People-smugglers using social media to organise migrant crossings, MPs told

Facebook, YouTube and other social media companies are not removing pages believed to be linked to people-smuggling because they do not breach terms and conditions, MPs have been told.

Criminals are taking advantage of end-to-end encryption and closed groups to facilitate the movement of migrants from France to the UK, a senior official from the National Crime Agency (NCA) said.

Rob Jones, director of threat leadership at the NCA, told the Home Affairs Committee that this has been “challenging” for the agency.

Posts offering people smuggling services are banned on Facebook, however requests for information on how to get smuggled are permitted, the PA news agency understands.

Mr Jones said: “For instance, in the first five months of the year we referred over 1,200 pages related to organised immigration crime to social media companies for closure.

“Now, of those, 578 were closed and 485 were rejected as not breaching terms and conditions.

“We were very certain when we made these referrals that there was a problem with those accounts.

“To see that level of attrition with not all those accounts being closed is challenging for us.”

Mr Jones hesitated to name individual social media companies but when pressed if Facebook and YouTube would be among them, he replied: “Yes, they would.”

Migrant Channel crossing incidents
Migrant Channel crossing incidents

A Facebook spokesperson told PA: “People smuggling is illegal and any ads, posts, pages or groups that co-ordinate this activity are not allowed on Facebook.

“We work closely with law enforcement agencies around the world including Europol to identify, remove and report this illegal activity.”

While content that offers or assists in the smuggling of people is banned on Facebook, requests for help on how to get smuggled are allowed.

Also permitted is information on how to leave a country illegally if offers to assist are absent.

This is to assist people who may need to escape from life-threatening situations.

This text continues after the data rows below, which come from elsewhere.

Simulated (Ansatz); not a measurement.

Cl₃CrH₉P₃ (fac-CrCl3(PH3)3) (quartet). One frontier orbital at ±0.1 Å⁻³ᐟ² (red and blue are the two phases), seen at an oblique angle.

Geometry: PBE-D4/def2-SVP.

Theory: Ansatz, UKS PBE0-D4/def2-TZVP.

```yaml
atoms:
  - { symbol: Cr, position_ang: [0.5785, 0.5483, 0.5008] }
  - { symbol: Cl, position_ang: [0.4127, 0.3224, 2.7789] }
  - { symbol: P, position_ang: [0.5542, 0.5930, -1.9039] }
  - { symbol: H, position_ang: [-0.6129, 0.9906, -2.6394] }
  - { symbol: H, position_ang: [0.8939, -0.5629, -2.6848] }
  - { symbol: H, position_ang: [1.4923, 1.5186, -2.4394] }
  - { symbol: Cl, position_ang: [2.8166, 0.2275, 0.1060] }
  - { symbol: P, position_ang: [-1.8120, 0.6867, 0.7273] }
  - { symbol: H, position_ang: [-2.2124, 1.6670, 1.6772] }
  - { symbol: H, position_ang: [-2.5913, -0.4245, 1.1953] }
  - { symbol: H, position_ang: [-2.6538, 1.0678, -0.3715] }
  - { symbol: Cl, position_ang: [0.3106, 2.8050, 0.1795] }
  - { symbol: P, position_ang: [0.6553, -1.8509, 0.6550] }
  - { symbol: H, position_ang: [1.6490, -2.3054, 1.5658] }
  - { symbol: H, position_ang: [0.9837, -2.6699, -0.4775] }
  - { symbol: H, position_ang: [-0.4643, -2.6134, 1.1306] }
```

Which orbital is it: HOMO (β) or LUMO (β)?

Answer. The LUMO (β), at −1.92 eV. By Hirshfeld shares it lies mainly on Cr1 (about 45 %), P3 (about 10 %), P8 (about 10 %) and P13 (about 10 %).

Mr Jones was also asked by Labour MP Diane Abbott about what will happen to UK access to European criminal intelligence at the end of the transition period in December.

She said: “It won’t be legal for them to allow British access to EU databases.”

Mr Jones said that each EU member state also maintains individual relationships with UK law enforcement.

He added: “You are absolutely right in terms of the risks of loss to Europol data, and that is something that we will try to mitigate through bilateral relationships.”